Dr. Thomas Katsouleas, was officially voted into office this past Tuesday by UConn’s Board of Trustees as the 16th president in UConn’s history. Serving as the current Provost and Executive Vice President at the University of Virginia (UVa) and previously as Dean of the Pratt School of Engineering at Duke, Katsouleas is certainly well qualified for the job. Even more notable, is his demonstrated commitment to furthering environmental sustainability efforts in his previous leadership positions at Duke and Virginia.
This past October, members of the student organizations EcoHusky, ECOalition, and the Undergraduate Student Government Governing Board drafted a letter to UConn’s Presidential Search Committee urging them to only consider candidates who have demonstrated a sincere commitment to environmental sustainability in their career. The letter was formally endorsed by the University Senate, reflecting a unified interest between the student body and this important UConn legislative organization, which is comprised of faculty, staff and students.

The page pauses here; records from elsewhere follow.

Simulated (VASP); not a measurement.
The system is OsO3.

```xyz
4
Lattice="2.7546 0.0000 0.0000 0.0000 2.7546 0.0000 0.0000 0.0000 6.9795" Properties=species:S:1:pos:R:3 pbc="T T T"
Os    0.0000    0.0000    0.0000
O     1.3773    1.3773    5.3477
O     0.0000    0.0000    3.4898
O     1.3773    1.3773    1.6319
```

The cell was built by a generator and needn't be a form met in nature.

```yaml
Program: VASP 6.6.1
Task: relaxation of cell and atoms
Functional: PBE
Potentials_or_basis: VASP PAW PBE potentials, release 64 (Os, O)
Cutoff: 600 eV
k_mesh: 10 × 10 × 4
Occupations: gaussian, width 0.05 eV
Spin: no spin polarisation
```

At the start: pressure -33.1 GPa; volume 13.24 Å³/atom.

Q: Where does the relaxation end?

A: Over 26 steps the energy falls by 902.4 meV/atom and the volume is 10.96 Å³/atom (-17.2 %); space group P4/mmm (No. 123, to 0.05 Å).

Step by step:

As an established green campus leader, it is crucial for UConn to have a president who recognizes sustainability as one of the University’s transcendent values. With the appointment of Dr. Katsouleas, it is clear that the Presidential Search Committee took these student concerns seriously.
As Dean of Engineering at Duke, Katsouleas helped to organize the inaugural National Academy of Engineering (NAE) Grand Challenges Summit. In 2010, he formed Duke’s Katsouleas NAE Grand Challenge Scholars Program. This program, the first of its kind in the nation, challenges students to use their expertise and skills to address one or more of 14 challenges posed by the NAE, many with links to sustainability.
Katsouleas is also an advisory board member of UVa’s Yamuna River Project. A heavily polluted waterway in India, the Yamuna is an environmental and public health concern. The project aims to restore the river and promote ecosystem recovery through interdisciplinary collaboration, with sustainable design solutions that “take into account, culture, behavior and policy, as well as technical feasibility and economic viability.”
As a Yamuna River board member, Katsouleas was in full support of the project as both a public service and learning opportunity. In a statement to CTMirror.org, he referred to these experiential learning opportunities as “not luxuries, but essential for an educated populace that wishes to address the human element in today’s challenges.”
Other notable involvements include helping to organize, and presenting at, UVa’s Sustainability Retreat in August 2015. The retreat convened 60 of the University’s leaders in order to develop a framework for longer-term sustainability strategic planning. As Dean of Engineering at Duke 10 years ago, Katsouleas supported the construction of Duke’s Smart Home, the nation’s first LEED Platinum-certified “live-in laboratory.” The Smart Home provides 10 select students with a greener, technologically advanced living space, while also demonstrating those attributes for related research and educational purposes.
President Katsouleas certainly has big shoes to fill, but his commitment to sustainability and students proves that he is up to the challenge.